This kind of arrangement can help to ensure plenty of extra bits are reserved in the algorithm code for future expansion (there are a total of 16 bits to work with, so plenty of room), while keeping things neatly organized into a hierarchy of groups. Admittedly, the codes suggested in my first post were a little more ad-hoc.

gyenesvi commented 6 years ago

Thanks for detailing the approach, it makes sense. We'll have to discuss if this adds enough value to the spec to change it in a future version.

zoeoz commented 6 years ago

One last thought: I would actually reserve some of the low-order bits as in the example above for future expansion of data types.

For example, we are experimenting with storing interval bounds on the learned parameters. The interval bounds can be floating-point, signed or unsigned integer, compressed or uncompressed, etc., just as the case for non-interval types. So for example, if bit three was defined as the interval data indicator (0 = non-interval, 1 = interval), then in the three lowest-order bits we have:

And then additional enumeration codes as in the previous post for the compressed formats, etc.

We are not proposing the new interval type at this time... that is premature. It is just to illustrate our thoughts about future expansion in backwards-compatible manner, etc.

Note that if the number of basic datatypes grow in this manner, the permutations of different algorithms potentially grow very fast, as well. And soon it may become more complicated for readers if the decoding has to come from multiple fields instead of a single enumeration field.

gyenesvi commented 6 years ago

It is not clear to me what you mean by interval bounds, can you give an example? Do you refer to quantization ranges?

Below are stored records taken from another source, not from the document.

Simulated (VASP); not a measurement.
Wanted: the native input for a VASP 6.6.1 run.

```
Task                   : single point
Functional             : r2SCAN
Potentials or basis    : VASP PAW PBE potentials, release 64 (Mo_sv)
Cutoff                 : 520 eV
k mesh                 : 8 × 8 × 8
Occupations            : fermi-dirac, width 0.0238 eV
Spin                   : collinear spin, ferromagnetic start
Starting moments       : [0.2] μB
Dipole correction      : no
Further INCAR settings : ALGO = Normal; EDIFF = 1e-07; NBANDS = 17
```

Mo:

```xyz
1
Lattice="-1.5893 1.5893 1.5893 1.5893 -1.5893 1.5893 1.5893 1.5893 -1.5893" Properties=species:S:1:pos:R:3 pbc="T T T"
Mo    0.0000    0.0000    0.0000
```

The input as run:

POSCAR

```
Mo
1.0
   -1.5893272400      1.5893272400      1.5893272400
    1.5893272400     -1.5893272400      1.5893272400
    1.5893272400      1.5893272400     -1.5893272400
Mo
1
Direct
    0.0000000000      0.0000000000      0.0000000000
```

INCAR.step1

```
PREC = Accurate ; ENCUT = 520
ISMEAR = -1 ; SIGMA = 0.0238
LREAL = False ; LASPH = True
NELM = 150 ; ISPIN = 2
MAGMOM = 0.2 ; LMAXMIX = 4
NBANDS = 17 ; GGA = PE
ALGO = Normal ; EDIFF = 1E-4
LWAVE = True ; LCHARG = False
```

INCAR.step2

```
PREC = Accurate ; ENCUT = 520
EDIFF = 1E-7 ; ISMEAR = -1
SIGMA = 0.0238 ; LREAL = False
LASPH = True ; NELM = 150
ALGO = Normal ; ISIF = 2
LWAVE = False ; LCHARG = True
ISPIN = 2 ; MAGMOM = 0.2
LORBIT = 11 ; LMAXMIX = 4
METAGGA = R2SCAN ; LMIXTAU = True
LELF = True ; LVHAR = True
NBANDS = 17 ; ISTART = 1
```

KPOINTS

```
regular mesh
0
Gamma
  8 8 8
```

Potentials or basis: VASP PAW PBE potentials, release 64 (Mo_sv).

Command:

zoeoz commented 5 years ago

Yes. Mathematically, an interval [a,b] is the set of real numbers { x | a <= x <= b }, where a and b are real numbers. In practice, we use intervals [u,v], where u and v are some computer-representable values of finite range and precision that satisfy [a,b] \subset [u,v], i.e., u <= a and b <= v.

If u and v are IEEE 754 floating-point values, for example, it will be

[u,v] = [roundDown(a),roundUp(b)],

where roundDown and roundUp are functions that round the exact value of a real number x to a machine-representable number that satisfies the property roundDown(x) <= x <= roundUp(x).

Or it may be that u and v may be signed or unsigned integers, or linear or logarithmatically quantized values. Whatever the case may be, u and v share the same representation. So, they will both be floating-point values, signed integers, unsigned integers, linearly quantized values, logarithmically quantized values, etc.

gyenesvi commented 5 years ago

From your explanation, it appears to me that these interval are somewhat independent of quantization (so it's not the same as the quantization interval [min,max]), they can be used even if the data is not quantized, like in case of floats. But what is the benefit or use of such bounds? Even if the bounds are not explicitly mentioned, the data could come from an interval. How does the consumer use the interval information?

zoeoz commented 5 years ago

I think I misunderstood what you meant by "quantization ranges." However, it sounds like you still get the idea. We are using a new artificial neural network training method that produces and consumes interval bounds on the learning parameters. The how and why would take this thread off topic, which I didn't mean to do. If you are interested, I'd be glad to discuss offline. I only meant to present a hypothetical example of why it could be important to reserve some of the low-order bits in the algorithm code for future expansion, and to illustrate how quickly the permutations of algorithm codes can potentially multiply in the future (providing a motivation for simplifying readers, so they are able to read the algorithm code from a single field as opposed to potentially multiple fields, as much as possible).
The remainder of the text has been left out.